In the last installment of “self-help” books, we have one that promises to teach you the skills you need to change any habit and one that promises to improve your ability to “sell to” or move others. Is there anyone out there that couldn’t use some help in either or both of those categories? I didn’t think so. Read on!

“What idiot would refuse a crutch when his leg is broken?”
Change Anything: The New Science of Personal Success
By Kerry Patterson, Joseph Grenny, David Maxfield, Ron McMillan, and Al Switzler
How many times have you tried to change a habit and failed miserably? (I know I’m not the only one whose New Year’s Resolutions are forgotten long before Valentine’s Day…) And then you feel like a failure, you curse yourself for your lack of willpower or stamina, you beat yourself up for not being able to stick with that diet or pay off that debt or swallow those snarky words that hurt your partner or children. Well, according to the team of authors who wrote Change Anything: The New Science of Personal Success, it’s not about a lack of willpower, it’s about changing the whole process of how you change. And changing is a skill anyone can learn.

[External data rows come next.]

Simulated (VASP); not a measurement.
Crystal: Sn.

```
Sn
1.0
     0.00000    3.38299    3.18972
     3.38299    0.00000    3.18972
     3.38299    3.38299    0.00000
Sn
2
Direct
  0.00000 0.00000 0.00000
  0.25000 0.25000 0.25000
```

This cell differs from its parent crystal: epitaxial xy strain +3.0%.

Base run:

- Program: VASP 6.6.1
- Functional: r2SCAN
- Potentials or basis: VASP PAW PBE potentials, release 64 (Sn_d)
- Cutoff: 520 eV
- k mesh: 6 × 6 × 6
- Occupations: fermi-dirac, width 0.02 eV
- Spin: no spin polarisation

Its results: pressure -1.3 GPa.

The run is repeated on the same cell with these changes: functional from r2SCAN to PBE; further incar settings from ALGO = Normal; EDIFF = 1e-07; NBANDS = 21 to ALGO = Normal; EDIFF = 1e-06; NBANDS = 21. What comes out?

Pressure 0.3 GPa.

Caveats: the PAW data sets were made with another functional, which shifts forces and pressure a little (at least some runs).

Patterson, et al., identify Six Sources of Influence that work together to motivate our behaviors and, therefore, need to be adjusted when we want to make a change. They arrange their Six Sources in a matrix with three categories (Personal, Social, and Structural) with two facets each (Motivation and Ability). Using all six of the sources, rather than just one or two, greatly improves your chance of success. And the authors go in to great detail on specific tactics for each. For example, under Source 1: Personal Motivation, they recommend five tactics to increase your personal desire to change and keep it strong:
* Visit your default future. Figure out what your future will look like if you don’t change.
* Tell the whole vivid story. Describe that future as vividly as possible to make it seem more “real.”
* Use value words. Articulate the “why” for your change in positive terms.
* Make it a game. Set a time frame and smaller goals to help you reach the big one.
* Create a personal motivation statement. This will help you stay on track when you hit those crucial moments when you are more likely to fail.
And that’s just one of the Six Sources.
One thought I found particularly insightful was regarding willpower. “Will is a skill, not a character trait. Willpower can be learned and strengthened like anything else, and…it is best learned through deliberate practice.” This makes sense. If we view willpower as a static character trait, we’re more likely to think that because we’ve failed once, there’s no use in trying again; we just can’t do it, it’s hopeless. If instead, we view will as a skill that can be improved, there’s always hope for that improvement and the encouragement to keep trying.
The authors recommend looking at this process of change as a scientist would. (This was actually my favorite idea in the entire book.)
Don’t expect to be able to identify all of your crucial moments and vital behaviors at the beginning. Your progress won’t follow a straight line. You’ll hit binges and setbacks, but treat these challenges the way any scientist would. Examine your failures with curiosity and concern, not self-condemnation. You’ll quickly discover that you learn more from your failures than from your successes…Learn, adjust; learn more, adjust again. Make even your bad days become good data.
I love the idea of “examin[ing] your failures with curiosity and concern, not self-condemnation.” We all fall short of our ideal, despite all our efforts, and treating those moments as opportunities to improve our method of improving instead of opportunities to belittle ourselves is a much healthier approach.
At times it was difficult to differentiate between some of the categories the author present, in particular the two facets of Social Sources seemed to work in tandem, but I appreciated the well-rounded and forward-thinking approach they demonstrate to making and maintaining positive changes, and the concrete tactics they describe. The book has a related website, www.changeanything.com, where you can register your own plan for personal change and access additional helpful tools and tips.
“We’re all in sales now.”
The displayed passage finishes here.